The ideal of the core curriculum at Ashland University, consistent with that of the liberal arts, involves the development of the wise person. This requires certain competencies, which in turn require a curriculum with certain essential components. These components in turn require a variety of teaching formats to develop those essential competencies.
In general any core curriculum seeks to get students to be able “to think.” Suffice it to say, “to think” is to not merely do one kind of thing, but a variety of different things, the most important of which find representation in the core, understood as modes of inquiry. All Ashland students eventually designate a major in a specialized discipline, but the core should be thought of as the undergraduate common major of the university. All undergraduate students have to take 44 credit hours across a variety of areas to satisfy the requirements of the Undergraduate Core Curriculum.

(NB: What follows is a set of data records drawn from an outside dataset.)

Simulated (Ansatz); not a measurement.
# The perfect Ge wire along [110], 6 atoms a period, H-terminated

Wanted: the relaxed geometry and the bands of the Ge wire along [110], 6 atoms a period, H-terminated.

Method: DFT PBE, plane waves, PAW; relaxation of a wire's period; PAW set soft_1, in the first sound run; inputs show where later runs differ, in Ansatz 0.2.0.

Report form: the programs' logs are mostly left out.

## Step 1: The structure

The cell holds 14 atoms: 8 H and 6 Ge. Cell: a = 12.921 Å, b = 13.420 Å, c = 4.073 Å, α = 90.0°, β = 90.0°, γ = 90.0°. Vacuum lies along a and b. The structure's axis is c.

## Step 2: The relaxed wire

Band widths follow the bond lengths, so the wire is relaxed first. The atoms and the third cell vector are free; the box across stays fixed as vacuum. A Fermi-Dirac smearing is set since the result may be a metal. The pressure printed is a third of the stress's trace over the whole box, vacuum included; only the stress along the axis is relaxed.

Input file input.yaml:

The Core at Ashland is organized under the following categories:
Mathematics / Logic
What is unique about Ashland’s Core?
The inclusion of ethical and religious elements in the core at Ashland points to our ideal that the wise person must be a moral person. This makes our program of liberal education unique, in that at Ashland, values are not electives. The core of liberal education is of decisive importance for the moral development of students, and reflection on values is embedded in most core courses. Also, courses in this 'common major' are not to be thought of as courses “to be gotten through” or “tested out of,” nor all taken at the beginning. Rather, Ashland’s core is to be thought of as continuously informing one’s undergraduate education. The common major underwrites the specialized majors of one’s academic career.